What made Hurricane Fiona so dangerous in Puerto Rico

A man looks at the sea at the beach in Nagua as Hurricane Fiona makes landfall in the Dominican Republic, on September 19, 2022. | Erika Santelices/AFP via Getty Images

Five years after Maria struck the island territory, Puerto Rico still isn’t prepared for hurricanes.

Puerto Rico is currently experiencing “life-threatening and catastrophic flooding” after Hurricane Fiona made landfall on the island this weekend as a Category 1 storm. It’s a dangerous situation for a territory that’s still recovering from Hurricane Maria, which tore through the island in 2017.

No one on the island had electricity Sunday night. And the storm — now barreling past the Dominican Republic — has dumped more than two feet of rain in some regions, where swollen rivers have wiped out at least one bridge. One death has been reported and emergency crews have rescued roughly 1,000 people.

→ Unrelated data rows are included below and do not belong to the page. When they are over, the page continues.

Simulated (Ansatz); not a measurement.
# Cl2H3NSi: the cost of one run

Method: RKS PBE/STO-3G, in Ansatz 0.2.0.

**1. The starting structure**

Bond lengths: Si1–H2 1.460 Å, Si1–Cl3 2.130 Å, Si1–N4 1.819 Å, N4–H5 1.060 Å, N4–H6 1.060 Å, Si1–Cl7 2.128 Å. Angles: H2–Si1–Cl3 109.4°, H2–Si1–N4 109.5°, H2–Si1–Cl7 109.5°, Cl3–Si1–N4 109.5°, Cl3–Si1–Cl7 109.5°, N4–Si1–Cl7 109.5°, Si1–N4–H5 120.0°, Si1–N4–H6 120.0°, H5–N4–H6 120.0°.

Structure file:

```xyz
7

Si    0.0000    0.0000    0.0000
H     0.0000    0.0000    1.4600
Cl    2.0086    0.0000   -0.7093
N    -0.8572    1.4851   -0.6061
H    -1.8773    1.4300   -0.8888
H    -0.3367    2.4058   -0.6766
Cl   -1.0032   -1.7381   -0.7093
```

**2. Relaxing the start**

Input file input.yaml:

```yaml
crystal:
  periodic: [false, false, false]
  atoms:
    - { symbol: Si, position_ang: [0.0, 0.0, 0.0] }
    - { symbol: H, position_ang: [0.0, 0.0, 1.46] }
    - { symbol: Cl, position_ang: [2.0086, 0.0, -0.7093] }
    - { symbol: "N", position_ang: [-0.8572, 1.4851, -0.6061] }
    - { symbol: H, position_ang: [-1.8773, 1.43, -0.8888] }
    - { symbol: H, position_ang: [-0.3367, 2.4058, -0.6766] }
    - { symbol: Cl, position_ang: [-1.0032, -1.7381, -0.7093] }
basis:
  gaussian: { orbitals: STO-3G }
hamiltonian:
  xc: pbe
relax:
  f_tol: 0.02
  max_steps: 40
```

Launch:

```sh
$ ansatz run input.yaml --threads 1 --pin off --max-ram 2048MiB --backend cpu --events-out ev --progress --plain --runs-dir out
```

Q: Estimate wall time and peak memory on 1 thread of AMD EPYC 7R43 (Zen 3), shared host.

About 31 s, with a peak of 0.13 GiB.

All of this from a storm rated only a Category 1.

It’s easy to assume that what makes a hurricane dangerous is the strength of its winds, which determines the category of severity it falls into (a Category 1 storm has maximum sustained winds of between 74 and 95 miles per hour, the lowest of any hurricane). But wind speed doesn’t tell the full story, and Hurricane Fiona demonstrates how this category system can fail.

 Stephanie Rojas/AP
Floodwaters inundate a home in Cayey, Puerto Rico on Sunday, September 18.

There are some meteorological reasons why this storm dumped so much rain on the island. A much bigger culprit, however, is the territory’s damaged infrastructure, which was failing well before Fiona hit.

“The magnitude of the disaster is not a function of the magnitude of the event but of the vulnerability of the community,” said Marla Pérez-Lugo, a professor of sociology and disaster studies at the University of Texas Rio Grande Valley. “In Puerto Rico, everything was on its knees.”

More than a foot of rain fell in parts of the island that are normally dry

Hurricane Fiona made landfall in Puerto Rico on Sunday, with sustained winds reaching 90 miles per hour. While gusts at those speeds can deal serious damage, it’s the storm’s rainfall that was — and continues to be — particularly extreme.

The most intense region of rainfall was in the eastern part of the storm, which is the exact part that passed over the island, said Paul Miller, an assistant professor of oceanography and coastal sciences at Louisiana State University. “Most of the island,” he said, was underneath “the most intense rain area of Fiona.”

Plus, Fiona’s wind patterns brought torrential downpours to the southern part of the territory, he said. Rivers there tend to be narrower and there’s less vegetation to absorb all that water, so floods can more easily form, Miller said.

 NOAA
Hurricane Fiona on September 19.

“One of the reasons you’re seeing some more impacts out of a Category 1 storm is because the dry side of the island is now, all of a sudden, getting saturated with all this rain,” Miller said. “This is a good example of how you don’t always need a Hurricane Maria in order to cause major impacts.”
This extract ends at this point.